That's all, really, I can think of right now. Brain won't work. Neck hurts--it generally doesn't since I typically know how to avoid aggravating it. Spine hurts at its typical worst. Really wanted wanted wanted to go to something tonight, could not or know I wouldn't be able to function at all tomorrow, and it will be a long (for me) day.
What is nice: coming home to comfort food that my husband had made. Fried chicken, okra, rice. No restaurant can ever do fried chicken the right way. Now my husband's fried chicken is better than my mother's, though Grandma has him beat with the okra since she uses cornmeal.
I don't like being limited like this, in how much I can do per day. Did too much this weekend, worked half as fast I "should" have yesterday. Being limited in physical function I can live with, but not when it interferes with life activities.

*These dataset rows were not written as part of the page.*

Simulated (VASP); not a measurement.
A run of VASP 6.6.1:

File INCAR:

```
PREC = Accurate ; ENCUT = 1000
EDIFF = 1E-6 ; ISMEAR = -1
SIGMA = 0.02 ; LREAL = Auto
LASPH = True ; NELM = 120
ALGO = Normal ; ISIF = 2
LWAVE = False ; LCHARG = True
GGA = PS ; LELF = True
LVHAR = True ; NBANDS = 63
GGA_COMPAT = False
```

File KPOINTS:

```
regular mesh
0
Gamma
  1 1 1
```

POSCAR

Is it just me being oversensitive, or is saying "thanks to so many able-bodied volunteers" insulting? Yes, able-bodied volunteers were needed for a project at the kids' school, but to me, you praise the work, not the part about being able-bodied.
I'm sorry my thoughts are kind of shallow right now. Blogging does help me compartmentalize some, release some of what bothers me about health issues, though not all of it, like pain that's bludgeoning me, can be released, much as I'd willingly let it go. I'd like to be a better writer for the sake of readers and potential readers here (i.e., give people a reason to visit, so that it benefits them in some way), but the blog will have to be what it is already for a while.